5 Observations of first cores and the youngest protostars

Millimeter interferometers such as ALMA probe the youngest embedded objects, unearthing compact sources that are challenging to interpret. These tend to be categorised as either ‘starless cores’ (dense prestellar cores without a compact central object), first core candidates or Class 0 protostars. After second collapse, the second core evolves very quickly into what would be categorised as a Class 0 source so is not an observable object in its own right.

5.1 Candidate first cores

Table 2 lists the 13 candidate first cores and their main characteristics. Although some of these have already been refuted, they are included because there are recent mentions in the literature that still consider them candidates.

TABLE 2. Features of observed candidate first cores from the literature. References are given in the notes below.

A couple of former candidates (CB17 MMS and L1448 IRS 2E) were identified due to the presence of outflows and weak continuum detections at 1.3 mm. However, no compact continuum emission was detected in which means there is no compact object, first core or protostar, at that location and they are ‘starless cores’ (Maureira et al. 2020; Spear et al. 2021). As first cores are fully optically thick objects, with adequate sensitivity and resolution we would always expect to detect a compact source at millimeter wavelengths. The complex density structures of star forming regions can deflect outflows such that their origin is not always obvious. For these candidates, the outflows were later found to be driven by nearby protostars. Conversely, other former candidates were identified due to the lack of outflow associated with a faint continuum source. These, such as Cha-MM1, were subsequently rejected when an extended outflow was detected (Busch et al. 2020).

Among the observations of first core candidates, Fujishiro et al. (2020) and Maureira et al. (2020) demonstrate the application of molecular line observations with ALMA to characterising pre-and protostellar sources. Candidate Per-bolo 58 is rejected because the bright H¹³CO⁺(1–0) emission extends around 1,000 au across the centre of the source, indicating a large warm region within the core heated by a central protostar (Maureira et al., 2020). If the source contained a first core, the warm region where carbon-bearing molecules can be released into the gas phase after being frozen out would be far smaller. In contrast, in Per-bolo 45 the H¹³CO⁺(1–0) emission is much fainter in a region within 1,000 au of the central source which indicates that the central region is cold enough for carbon-bearing molecules such as CO to freeze out onto dust grains (Maureira et al., 2020). Hence, Per-bolo 45 is very unlikely to have evolved beyond the first core stage.

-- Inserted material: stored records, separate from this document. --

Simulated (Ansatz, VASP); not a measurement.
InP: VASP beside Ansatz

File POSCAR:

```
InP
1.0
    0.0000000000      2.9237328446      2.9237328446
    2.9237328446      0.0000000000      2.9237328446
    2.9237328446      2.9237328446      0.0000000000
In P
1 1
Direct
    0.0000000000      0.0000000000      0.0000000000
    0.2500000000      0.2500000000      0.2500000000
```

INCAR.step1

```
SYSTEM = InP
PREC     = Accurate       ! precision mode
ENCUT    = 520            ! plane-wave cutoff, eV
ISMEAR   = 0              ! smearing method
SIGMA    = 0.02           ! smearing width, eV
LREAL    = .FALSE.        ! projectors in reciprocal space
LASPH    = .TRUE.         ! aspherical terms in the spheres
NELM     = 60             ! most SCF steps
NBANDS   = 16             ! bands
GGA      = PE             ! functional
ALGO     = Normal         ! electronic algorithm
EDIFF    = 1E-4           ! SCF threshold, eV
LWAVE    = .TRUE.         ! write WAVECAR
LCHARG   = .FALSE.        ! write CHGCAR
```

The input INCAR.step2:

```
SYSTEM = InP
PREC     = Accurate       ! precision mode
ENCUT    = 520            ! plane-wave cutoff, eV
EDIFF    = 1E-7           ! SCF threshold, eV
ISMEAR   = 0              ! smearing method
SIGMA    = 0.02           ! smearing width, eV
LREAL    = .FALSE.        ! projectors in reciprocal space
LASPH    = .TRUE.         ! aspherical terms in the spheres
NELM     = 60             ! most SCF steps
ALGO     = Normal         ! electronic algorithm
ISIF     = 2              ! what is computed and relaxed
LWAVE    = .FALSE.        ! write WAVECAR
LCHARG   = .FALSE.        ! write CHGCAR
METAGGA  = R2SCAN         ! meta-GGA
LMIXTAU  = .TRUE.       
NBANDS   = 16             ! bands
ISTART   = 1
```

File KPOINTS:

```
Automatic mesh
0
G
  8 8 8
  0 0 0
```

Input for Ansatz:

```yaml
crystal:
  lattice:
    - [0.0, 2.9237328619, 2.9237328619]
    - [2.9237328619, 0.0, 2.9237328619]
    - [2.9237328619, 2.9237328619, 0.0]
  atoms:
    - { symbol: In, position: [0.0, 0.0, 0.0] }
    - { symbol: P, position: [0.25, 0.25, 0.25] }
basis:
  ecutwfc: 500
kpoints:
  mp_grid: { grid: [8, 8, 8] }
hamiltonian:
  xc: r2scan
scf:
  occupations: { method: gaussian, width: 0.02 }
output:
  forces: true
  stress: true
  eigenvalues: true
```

We are now left with eight candidate first cores. Two of these (Aqu-MM1 and K242) require high resolution interferometric observations to search for outflows and to verify that there is a compact object within the source. The remainder have all been observed with ALMA and have a variety of features. We now require observations on sub-100 au scales to probe the density, temperature and composition of very centre of the sources. The outlook for positively identifying the first core in observations is discussed further in Section 6.2.

5.2 Early evolution: beyond second core formation

While observing and firmly identifying a first core remains elusive, progress has been made in characterising very young protostars. Some of these sources are puzzling, having a very low luminosity yet driving an outflow. For example, 10 years ago a census of protostars in Orion with Herschel discovered a number of very young protostars, classified as “PACS Bright Red Sources” or “extreme class 0” objects (Stutz et al., 2013). Further observations with ALMA led to the identification of a first core candidate, HOPS 404, among these (Karnath et al., 2020). The other extremely young objects are all deeply embedded young protostars, providing a sample with which to study early outflows. More recently, the dynamics of several very young protostars that do not appear to have evolved far beyond the formation of the second core have been studied. The results include the characterisation of a disc in a system thought to be only around 35,000 years old (HH211, Lee et al., 2023a) and some perplexing sources. G208Walma, for example, is a cool, faint object with a significant envelope, similar to how first cores are expected to appear, but it also drives an outflow and a dense jet (Dutta et al., 2022). On the other hand, RCrA IRS5N is a Class 0 object that is thought to be too luminous to contain a first core but has no sign of an outflow (Sharma et al., 2023).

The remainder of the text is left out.